Gertie is a lab/pit mix and while she's not a huge dog, she has incredible strength. She fights like any other dog would fight, but she just has so much power behind her that it's near impossible to physically get her to stop. And dangerous, hello bum finger. So yes, a nasty fight broke out not 10 minutes after I got home on Monday and I was alone with them. I've been alone with them before when they've fought and I managed to quickly break them up unscathed. This time, however, I was helpless. After reading this article, I realize I did everything wrong. Running toward them screaming, "NO, NO, NO!" - yeah, that was me. Rushing in and trying to grab the dogs and pull them apart? Yep, that was me too. (If you have a weak stomach, don't look at that article - it has some grody dog bite pictures. I did get beat up a bit, but nothing like that - don't worry!) Try as I might, I could not get the girls off of each other. Dogs will typically just latch on to each other when they fight and Gertie gets in lock-down mode and won't let up. I tried everything. I tried dumping water on them. I tried stuff I'm embarrassed to admit. I was in a total panic and completely terrified watching my girls rip into each other with me not having the strength (or know-how) to stop it. I was doing everything I could think of and getting worn out in the process, praying out loud for strength, "I can't do this, I'm not strong enough, please help me!!!" Absolute terror.

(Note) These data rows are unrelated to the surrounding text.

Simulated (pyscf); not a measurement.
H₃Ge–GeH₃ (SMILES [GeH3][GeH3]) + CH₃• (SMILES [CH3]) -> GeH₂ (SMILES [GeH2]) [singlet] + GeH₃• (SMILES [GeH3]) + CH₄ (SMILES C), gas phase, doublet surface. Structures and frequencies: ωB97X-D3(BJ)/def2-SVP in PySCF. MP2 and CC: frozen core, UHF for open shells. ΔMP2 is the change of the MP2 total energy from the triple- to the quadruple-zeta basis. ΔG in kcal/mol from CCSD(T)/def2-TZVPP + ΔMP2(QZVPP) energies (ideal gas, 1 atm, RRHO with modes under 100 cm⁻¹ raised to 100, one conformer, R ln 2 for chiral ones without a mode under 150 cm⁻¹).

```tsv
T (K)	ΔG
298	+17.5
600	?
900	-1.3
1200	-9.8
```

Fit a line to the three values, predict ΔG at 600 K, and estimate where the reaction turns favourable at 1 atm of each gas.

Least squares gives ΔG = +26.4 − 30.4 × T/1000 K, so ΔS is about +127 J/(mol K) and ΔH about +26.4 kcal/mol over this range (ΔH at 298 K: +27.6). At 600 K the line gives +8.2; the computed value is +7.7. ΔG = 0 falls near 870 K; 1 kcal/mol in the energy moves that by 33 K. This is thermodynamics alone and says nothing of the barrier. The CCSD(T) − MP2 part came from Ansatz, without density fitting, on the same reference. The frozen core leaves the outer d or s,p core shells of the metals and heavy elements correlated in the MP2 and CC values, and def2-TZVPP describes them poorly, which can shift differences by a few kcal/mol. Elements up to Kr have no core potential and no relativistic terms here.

It was probably only 5 minutes, but it seemed to go on for an hour. By the grace of God, I finally managed to get them separated. They actually separated several other times but dogs will immediately charge each other again - as they did. So somehow I finally managed to get Gertie off, while simultaneously yelling "OFF!!!" at Belly. She actually listened (a miracle, seriously). I had Gertie pinned down and got Belly to back up far enough that I could escort Gertie out the back door without them locking up again.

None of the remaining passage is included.